CARDINALS-ANALYSIS Oct-17-2007 (530 words) With graphic. xxxi

Ignoring quotas, pope confirms his priorities with new cardinals

By John Thavis
Catholic News Service

VATICAN CITY (CNS) -- With his latest batch of cardinal appointments, Pope Benedict XVI has confirmed some important directions and priorities of his pontificate.

First, the pope's picks have once again boosted the European and U.S. presence among voting-age members of the College of Cardinals.

The list of 23 new cardinals, announced Oct. 17, included 18 under the age of 80 and therefore eligible to vote in a conclave. Two are Americans, which will leave the United States with 13 under-80 cardinals, matching a historically high number.
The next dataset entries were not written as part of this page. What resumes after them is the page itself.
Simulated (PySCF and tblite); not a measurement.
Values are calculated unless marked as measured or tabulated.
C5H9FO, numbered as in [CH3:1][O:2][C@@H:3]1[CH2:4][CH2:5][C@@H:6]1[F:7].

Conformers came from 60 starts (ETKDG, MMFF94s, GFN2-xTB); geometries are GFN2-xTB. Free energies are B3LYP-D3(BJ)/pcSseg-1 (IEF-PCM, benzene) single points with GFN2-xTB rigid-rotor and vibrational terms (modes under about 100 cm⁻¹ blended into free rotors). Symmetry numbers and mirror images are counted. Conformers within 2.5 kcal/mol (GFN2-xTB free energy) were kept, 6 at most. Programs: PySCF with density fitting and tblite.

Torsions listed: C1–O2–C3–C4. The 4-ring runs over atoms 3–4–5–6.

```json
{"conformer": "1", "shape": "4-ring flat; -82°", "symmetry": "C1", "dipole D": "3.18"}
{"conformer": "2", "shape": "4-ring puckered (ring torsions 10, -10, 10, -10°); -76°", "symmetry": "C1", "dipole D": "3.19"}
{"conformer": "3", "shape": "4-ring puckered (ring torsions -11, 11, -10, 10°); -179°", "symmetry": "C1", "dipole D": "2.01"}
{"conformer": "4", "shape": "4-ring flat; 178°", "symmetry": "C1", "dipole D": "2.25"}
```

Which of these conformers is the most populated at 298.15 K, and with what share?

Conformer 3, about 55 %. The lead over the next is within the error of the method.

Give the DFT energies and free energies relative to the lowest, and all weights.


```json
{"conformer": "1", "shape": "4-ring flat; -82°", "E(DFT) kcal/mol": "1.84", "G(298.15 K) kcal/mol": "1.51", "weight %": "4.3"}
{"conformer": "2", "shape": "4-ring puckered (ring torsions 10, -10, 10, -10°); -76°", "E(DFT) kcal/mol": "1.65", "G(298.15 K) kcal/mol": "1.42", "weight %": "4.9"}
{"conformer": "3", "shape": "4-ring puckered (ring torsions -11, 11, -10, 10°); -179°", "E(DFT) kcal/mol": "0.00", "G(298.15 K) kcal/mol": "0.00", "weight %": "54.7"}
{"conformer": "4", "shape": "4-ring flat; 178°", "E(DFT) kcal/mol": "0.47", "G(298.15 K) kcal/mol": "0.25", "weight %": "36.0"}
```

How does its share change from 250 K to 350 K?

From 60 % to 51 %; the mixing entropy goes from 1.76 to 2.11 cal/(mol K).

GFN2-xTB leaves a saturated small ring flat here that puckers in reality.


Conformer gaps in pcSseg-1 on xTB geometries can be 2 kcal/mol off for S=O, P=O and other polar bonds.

The pope's choice of Cardinal-designate Daniel N. DiNardo of Galveston-Houston was particularly significant because it went outside the group of U.S. dioceses traditionally headed by cardinals, instead looking to the South, where the Catholic Church has grown most rapidly in recent years. Over the last 20 years, the number of Catholics in the Archdiocese of Galveston-Houston has increased by nearly 80 percent.

Cardinal-designate DiNardo, 58, will be the first head of a Texas archdiocese to wear the red hat, and he comes with a bonus feature that could enhance his influence -- several years of experience as an official of the Vatican's Congregation for Bishops.

Ten of the 18 voting-age cardinal appointees are from Europe, which means that Europeans will constitute approximately 50 percent of the potential conclave voters. Of the 30 cardinals Pope Benedict has named to the under-80 group since his election, 16 have been European.

The pope's choices this time included only two residential bishops from Latin America -- one from Brazil and one from Mexico. Brazil, which has the largest Catholic population in the world, will now have four under-80 cardinals; Mexico, which has the second-largest Catholic population, will also have four.

All of which goes to show that Pope Benedict does not follow geographical quotas when he makes his cardinal selections.

After the Nov. 24 consistory, the global breakdown of voting-age cardinals will be 60 from Europe, 21 from Latin America, 16 from the United States and Canada, 13 from Asia, nine from Africa and two from Oceania.

Seven of the new picks are active officials of the Roman Curia or Vatican-related organizations, including U.S. Cardinal-designate John P. Foley, pro-grand master of the Knights of the Holy Sepulcher. While there has been much talk about reducing the number of curial cardinals, it appears that Pope Benedict is not going down that road.

Three of the pope's cardinal appointees are in their 50s, including Cardinal-designate DiNardo. Overall, the residential bishops among the new cardinals have an average age of 64 -- which may not sound like the fountain of youth, but is 13 years younger than the average age of current cardinals.

At the same time, Pope Benedict named a record number of five over-80 cardinals, rewarding a Roman Curia veteran, an Argentine pastor and two Roman academics.

Iraqi Chaldean Patriarch Emmanuel-Karim Delly, 80, was perhaps the most significant of these appointments. In naming him a cardinal, the pope was showing symbolically his concern for the suffering Catholic population in Iraq, where violence and intimidation have forced tens of thousands of Christians to leave.